Note: The publishing of this article was delayed due to a technical error.
Last week, graduate student workers voted in favor of joining the Graduate Student Workers Organizing Committee-United Auto Workers (GSWOC-UAW).
GSWOC was created to protect the rights of graduate student workers and help them overcome issues such as high housing costs, low pay and poor health care. As of Friday, the group officially joined United Auto Workers, one of the most well-known labor unions that represents workers both in the United States and Canada.
“We are so energized by this resounding vote in favor of our union,” said Stepp Mayes, a graduate student in civil and environmental engineering. “The support for our union keeps growing stronger, and we will be bringing this solidarity and energy to the bargaining table.”
“We are confident that our union will be good for us and good for USC, and we look forward to meeting them at the table soon to bargain a contract that makes us all stronger,” Mayes added.

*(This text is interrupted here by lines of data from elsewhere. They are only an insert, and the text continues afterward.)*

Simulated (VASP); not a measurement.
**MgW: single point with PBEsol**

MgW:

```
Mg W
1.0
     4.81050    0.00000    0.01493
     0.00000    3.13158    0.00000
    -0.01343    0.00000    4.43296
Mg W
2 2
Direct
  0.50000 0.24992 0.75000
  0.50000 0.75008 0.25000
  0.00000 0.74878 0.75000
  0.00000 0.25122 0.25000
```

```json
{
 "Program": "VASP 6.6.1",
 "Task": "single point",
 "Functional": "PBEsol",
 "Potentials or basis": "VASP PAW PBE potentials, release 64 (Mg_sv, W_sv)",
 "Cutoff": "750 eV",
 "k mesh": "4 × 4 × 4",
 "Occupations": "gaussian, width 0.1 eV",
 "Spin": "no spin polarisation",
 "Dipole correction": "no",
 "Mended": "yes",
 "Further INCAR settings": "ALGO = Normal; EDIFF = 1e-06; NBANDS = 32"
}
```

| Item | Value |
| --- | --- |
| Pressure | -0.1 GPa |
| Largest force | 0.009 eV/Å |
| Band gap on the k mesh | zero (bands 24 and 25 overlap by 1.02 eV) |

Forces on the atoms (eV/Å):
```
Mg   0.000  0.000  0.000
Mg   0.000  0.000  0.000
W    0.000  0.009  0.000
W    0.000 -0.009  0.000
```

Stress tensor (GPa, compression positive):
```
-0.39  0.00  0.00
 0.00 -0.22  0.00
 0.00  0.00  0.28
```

According to the GSWOC website, the goal of the election was to secure the right to collectively bargain with the USC administration. Given that graduate students voted to form a union, elected graduate student worker representatives will be able to negotiate with USC administration over pay, benefits and workplace protections.
The decision to unionize passed with a 93% supermajority vote, according to the tally by the National Labor Relations Board.
“The mobilization that has created the [union] is something that is going to have a positive and long-term impact on [graduate workers’] experience of working at USC,” Kritika Pandey, a fourth-year Ph.d. student active in the organization, said. “Now we have these safe spaces, we have these groups of people that we talk to keep in touch with and definitely makes me at least feel less isolated and much more supported.”
The vote to unionize will affect 3,000 graduate student workers, according to a press release. Along with several other California schools, including the University of California schools, the “yes” vote for USC graduate student union workers means that they could receive benefits through bargaining.
“We have specific goals like getting a living wage, getting better health benefits, getting support for international students in terms of visa and immigration issues,” Pandey said. “But we also have a larger goal of being a part of the larger student worker movement that’s happening in the U.S. right now to create academic spaces that actually embody principles of social justice and equity.”
According to Pandey and Mayes, the next step for the organization is democratically electing a bargaining team. The bargaining team will be elected by the union and negotiate a collective bargaining agreement with USC administration.
The organization will also focus on setting up events and sending out surveys to narrow down bargaining demands.
“The goal is the same thing [as the UC schools], to continue to make improvements and have good contracts, we want this to have like a cultural change at USC,” Mayes said. “I love working here, but sometimes it can be a place where there’s a lack of support for each other, and I think that this can be part of the general shift to workers really caring about each other and supporting each other and feeling supported by the administration.”
Mark Woodall, a doctorate candidate in physics at UC Merced, prioritizes proper working conditions for graduate student workers as part of his duties as chair of the UAW campus unit.
“In other jobs you are still being treated appropriately as an employee,” Woodall said. “That is what we view as being the necessary condition for U.S. workers and just really for graduate workers everywhere.”
Woodall views USC’s overwhelmingly one-sided election results as something that represents a bigger issue for student workers across the country.
“I think it is important to note that USC is not the only organization that is seeing these kinds of lopsided voting results,” Woodall said. “I think what it tells you is that there is a very urgent need nationwide at universities everywhere to solve these work imbalances.”
With the results of this election, graduate students at USC can now begin efforts to improve their working experience.